Central government’s economic survey pegs growth at 7%

New Delhi: The government today pegged the growth rate for the current fiscal at 7 per cent, marginally up from the five-year low of 6.8 per cent recorded in the previous fiscal.

According to the Economic Survey for 2018-19, tabled by Finance Minister Nirmala Sitharaman in the Rajya Sabha, “real GDP growth for the year 2019-20 is projected at 7 per cent reflecting a recovery in the economy after a deceleration in the growth momentum throughout 2018-19.”

The fiscal deficit estimate for 2018-19 has been retained at 3.4 per cent of the GDP, same as projected in the interim Budget.

The survey includes the policy initiatives that the government will be taking and give a roadmap which it plans to follow to boost the economy. The Budget that will be presented tomorrow is the first budget of the Narendra Modi government after assuming office for the second time.

The survey calls for a need to reorient policies to promote young firms which have the potential to become big, rather than small MSME firms which remain small.

Key ingredients include a focus on policies that nourish MSMEs to create more jobs and become more productive, reduce the cost of capital, and rationalise the risk-return trade-off for investments.By presenting data as a public good, emphasizing legal reform, ensuring policy consistency, and encouraging behaviour change using principles of behavioural economics, the Survey aims to enable a self-sustaining virtuous cycle.

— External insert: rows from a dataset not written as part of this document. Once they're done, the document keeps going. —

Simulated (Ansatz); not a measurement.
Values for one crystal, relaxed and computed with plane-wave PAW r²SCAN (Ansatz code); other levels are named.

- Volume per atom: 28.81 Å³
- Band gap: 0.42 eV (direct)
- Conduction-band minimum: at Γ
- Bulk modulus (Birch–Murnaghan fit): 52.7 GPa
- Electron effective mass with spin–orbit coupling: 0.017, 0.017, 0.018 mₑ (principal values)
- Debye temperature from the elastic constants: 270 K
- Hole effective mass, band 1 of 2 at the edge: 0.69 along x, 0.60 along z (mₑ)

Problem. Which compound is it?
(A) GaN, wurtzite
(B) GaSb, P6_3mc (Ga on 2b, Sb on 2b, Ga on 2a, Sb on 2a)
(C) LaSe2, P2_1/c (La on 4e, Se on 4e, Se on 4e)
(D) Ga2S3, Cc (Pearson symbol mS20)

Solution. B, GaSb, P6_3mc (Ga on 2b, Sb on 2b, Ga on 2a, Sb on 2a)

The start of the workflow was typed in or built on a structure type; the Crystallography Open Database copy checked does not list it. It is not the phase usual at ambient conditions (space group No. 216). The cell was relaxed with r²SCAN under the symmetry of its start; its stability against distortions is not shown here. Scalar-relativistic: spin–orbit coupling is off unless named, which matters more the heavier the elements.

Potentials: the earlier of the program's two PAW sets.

According to the survey, “India aims to grow into a USD 5 trillion economy by 2024-25, which will make India the third-largest economy in the world. Given 4 percent inflation, as the Monetary Policy Framework specified by the Government for the Reserve Bank of India, this requires real annual growth rate in GDP of 8 percent.”

The survey highlights the immense potential of data of societal interest, says data should be of the people, by the people, for the people.

Demographic trends suggest need to prepare for ageing of the population; this necessitates more healthcare investment, increasing retirement age in a phased manner, it added.